In a nuanced article about President Obama’s decision to continue military action in Libya without congressional approval, former Obama Office of Legal Counsel nominee Dawn Johnsen criticizes the president’s reading of the law — and calls upon Congress to reverse this misinterpretation of the president’s war powers:
Contrary to the Obama administration’s legal interpretation, recent military operations in Libya — which include repeated piloted and drone air attacks — should be treated as “hostilities” under the War Powers Resolution. This is reportedly what the Justice Department’s Office of Legal Counsel advised. Yet the president rejected this view, instead siding with that of the State Department and White House counsel’s office. […]
It’s high time for Congress to exercise its own constitutional authority, as encouraged by the War Powers Resolution, and authorize the Libya operation with whatever conditions it sees fit — conditions that this administration, in contrast to the last, recognizes its constitutional obligation to honor.
Congress should also codify its understanding of the terms of the War Powers Resolution. A pending Senate resolution, which as amended by Sen. Richard Lugar specifies that hostilities have been ongoing, would accomplish both goals.

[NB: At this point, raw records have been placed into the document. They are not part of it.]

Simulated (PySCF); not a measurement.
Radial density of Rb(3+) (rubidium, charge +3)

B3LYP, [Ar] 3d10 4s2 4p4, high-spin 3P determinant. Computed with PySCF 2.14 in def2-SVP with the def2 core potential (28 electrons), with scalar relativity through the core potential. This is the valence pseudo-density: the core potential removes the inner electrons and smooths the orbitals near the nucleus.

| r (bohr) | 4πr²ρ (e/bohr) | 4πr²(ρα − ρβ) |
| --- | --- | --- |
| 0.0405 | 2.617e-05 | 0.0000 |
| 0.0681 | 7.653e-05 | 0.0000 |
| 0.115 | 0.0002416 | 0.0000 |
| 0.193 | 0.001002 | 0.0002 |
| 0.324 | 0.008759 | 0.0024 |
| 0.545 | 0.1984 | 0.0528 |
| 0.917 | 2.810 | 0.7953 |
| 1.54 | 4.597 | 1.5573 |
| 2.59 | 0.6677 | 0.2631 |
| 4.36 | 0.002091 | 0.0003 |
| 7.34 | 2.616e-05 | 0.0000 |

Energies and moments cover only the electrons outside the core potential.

As Johnsen points out, the administration deserves credit for rejecting the John Yoo position that presidents can simply ignore laws constraining their warmaking powers that they don’t feel like obeying — and the Obama Administration is unambiguously right about this. As far back as 1804, the Supreme Court established in Little v. Barreme that Congress may place limits on how the president exercises his authority as commander-in-chief. This is why Congress could have prevented President Bush from escalating the Iraq War, and it is also the reason why Congress can tell President Obama that he needs approval to continue combat in Libya.
In the end, Johnsen’s article highlights the utter unconscionability of the GOP’s decision to filibuster her nomination to head OLC. The OLC head’s most important and most difficult job is to tell the president of the United States when he is wrong about the law. Johnsen proved she is up to that task, and she deserved the opportunity to perform it from within the administration.